She has sold more than a million books and written over 70 different novels but Jenny Oldfield still has the writing bug.

It's no wonder she can smile broadly as she sits at her comfortable home in Bridge Lane, Ilkley and reflects on a career which has taken off over the past 20 years.

Her enthusiasm is endless. The children's author is currently working on her latest masterpiece Silver Cloud and at the same time is already writing the other two books in the trilogy. For good measure she is also working on a new series.

"I always have two books on the go," she said. "I'll be writing the outline for one whilst finishing off another. At the moment I am writing the outline for the Silver Cloud trilogy and mainly working on a new series called Totally Tom."

Writing to tight deadlines and working on different story ideas is not a challenge for the former teacher, who has juggled motherhood with three different jobs and still managed to work on her books.

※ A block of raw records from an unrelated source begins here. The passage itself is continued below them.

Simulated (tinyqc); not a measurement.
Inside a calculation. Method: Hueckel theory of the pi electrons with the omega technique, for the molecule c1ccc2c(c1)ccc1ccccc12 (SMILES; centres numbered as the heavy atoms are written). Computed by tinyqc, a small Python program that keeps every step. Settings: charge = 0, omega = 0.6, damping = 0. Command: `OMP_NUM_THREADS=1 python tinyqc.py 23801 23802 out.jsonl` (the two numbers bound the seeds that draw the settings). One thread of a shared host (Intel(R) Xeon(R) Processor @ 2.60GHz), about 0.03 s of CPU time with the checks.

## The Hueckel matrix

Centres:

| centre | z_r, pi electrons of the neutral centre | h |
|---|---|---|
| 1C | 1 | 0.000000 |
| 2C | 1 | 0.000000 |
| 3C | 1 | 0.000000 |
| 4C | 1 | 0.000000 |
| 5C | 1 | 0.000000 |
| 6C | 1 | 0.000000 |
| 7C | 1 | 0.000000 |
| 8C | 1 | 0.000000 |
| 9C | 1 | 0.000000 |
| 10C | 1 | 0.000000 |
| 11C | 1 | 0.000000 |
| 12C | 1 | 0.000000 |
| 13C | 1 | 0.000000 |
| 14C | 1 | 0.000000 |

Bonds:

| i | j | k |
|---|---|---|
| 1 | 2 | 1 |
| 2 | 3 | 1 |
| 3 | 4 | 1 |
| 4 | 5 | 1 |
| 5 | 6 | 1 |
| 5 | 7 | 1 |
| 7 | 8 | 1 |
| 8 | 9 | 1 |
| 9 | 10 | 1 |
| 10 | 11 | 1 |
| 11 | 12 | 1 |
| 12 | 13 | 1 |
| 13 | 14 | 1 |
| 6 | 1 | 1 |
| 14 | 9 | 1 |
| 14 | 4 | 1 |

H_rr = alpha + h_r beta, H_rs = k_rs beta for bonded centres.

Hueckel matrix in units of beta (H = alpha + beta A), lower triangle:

In the early days the demands of daughters Kate (23) and Eve (19) as well as her teaching career added to the pressures on the emerging author.

"For the first eight to ten years I was always combining writing and teaching, it wasn't overnight success like JK Rowling has enjoyed with Harry Potter. Writers are not very well paid," she said.

"Most of us have very lean times when we start out. When I started I was living in a one bedroomed flat in Birmingham with no central heating, I was teaching, cleaning part time and doing all sorts of jobs, I was quite poor but I didn't care.

"My children were very small and they would come to work with me. I look back at it with rose tinted specs now. It wasn't until the mid 1990's that I finally started thinking it was paying off.

"In 1994 I decided to pack up teaching and see if I could make the same amount of money just from my writing. I was very nervous in case it didn't work out."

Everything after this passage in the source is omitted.